Thematic point mapping - Housing "starts"

(NOTE: This was not an Algonquin course assignment, but, rather, one of my personal projects.)

Shading polygons (eg: states or provinces) with a chromatic theme where the colours correlate to size-classes based on the numeric range of your data is one thing.  What happens when, rather than polygons, you have points to map?

Such is the case when you wish to portray city data.  Examples may include sales/inventory data for your warehouse operations.  Or crime-rates, average income, even "physical geography" data, such as "days-of-sunshine".  In this case, it is new house construction, or housing starts.

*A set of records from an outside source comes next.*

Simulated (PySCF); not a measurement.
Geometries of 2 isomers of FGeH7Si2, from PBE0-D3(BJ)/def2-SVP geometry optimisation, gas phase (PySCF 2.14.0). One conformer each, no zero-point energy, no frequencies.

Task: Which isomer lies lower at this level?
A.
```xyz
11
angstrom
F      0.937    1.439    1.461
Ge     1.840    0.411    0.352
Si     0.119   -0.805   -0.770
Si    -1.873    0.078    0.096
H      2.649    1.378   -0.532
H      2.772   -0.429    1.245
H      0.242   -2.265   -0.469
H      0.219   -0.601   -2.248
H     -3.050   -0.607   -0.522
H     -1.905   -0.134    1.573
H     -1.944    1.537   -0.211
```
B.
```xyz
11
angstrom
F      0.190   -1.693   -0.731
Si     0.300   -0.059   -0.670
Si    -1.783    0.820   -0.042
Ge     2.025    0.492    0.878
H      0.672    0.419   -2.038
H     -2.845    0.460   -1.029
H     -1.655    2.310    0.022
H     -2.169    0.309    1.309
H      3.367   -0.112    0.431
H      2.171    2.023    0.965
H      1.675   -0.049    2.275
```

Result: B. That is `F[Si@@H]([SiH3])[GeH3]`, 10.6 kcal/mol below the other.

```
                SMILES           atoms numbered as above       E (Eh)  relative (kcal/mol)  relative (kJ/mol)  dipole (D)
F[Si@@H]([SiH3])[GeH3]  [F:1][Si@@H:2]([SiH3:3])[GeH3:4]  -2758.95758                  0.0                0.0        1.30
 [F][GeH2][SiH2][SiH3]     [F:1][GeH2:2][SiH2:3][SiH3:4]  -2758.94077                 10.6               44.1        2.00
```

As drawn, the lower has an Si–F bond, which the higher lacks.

In "topology" theory, a point is infinitesimally small; it has no dimension.  An arc has length and direction, a polygon has area, perimeter, number of points, etc.  But a point?  Now, there is of course the basic topology characteristics of a point that it shares with arcs and polygons, namely, its relationship to other topological features (ie: "left polygon / right polygon", "to/from"), if it is part of other arcs or polygons.  That is, if it is a node.

That's the problem you get when your points are cities.  They basically sit there in space!  They are not connected to arcs (unless you plot roads), nor polygons (unless you plot county or municipal boundaries ... but then they become polygons and are no longer points, are they?!), so they are not nodes.  They do, however, have spatial, X-Y co-ordinates.

So how do you create a thematic map of point data?  Basically, you end up creating circles as "quasi-polygons" (a circle for each city, for instance).  MapInfo and ArcView give you a wide range of options in this case, and I've just started working with MS MapPoint 2000 which also provides this function (though I still have not figured out how to show 2 themes in MapPoint - help!).  You can do this in 2 ways:

• size of circle, or
• colour of circle.
The map below, based on recent housing data from both the Canadian and US governments, uses the 2nd option.  The 1st option (size) would probably have had more impact in displaying the "hottest" markets, but in the eastern part of North America, where the big cities are so close together, it would have created quite an incomprehensible mess; I know, I tried it.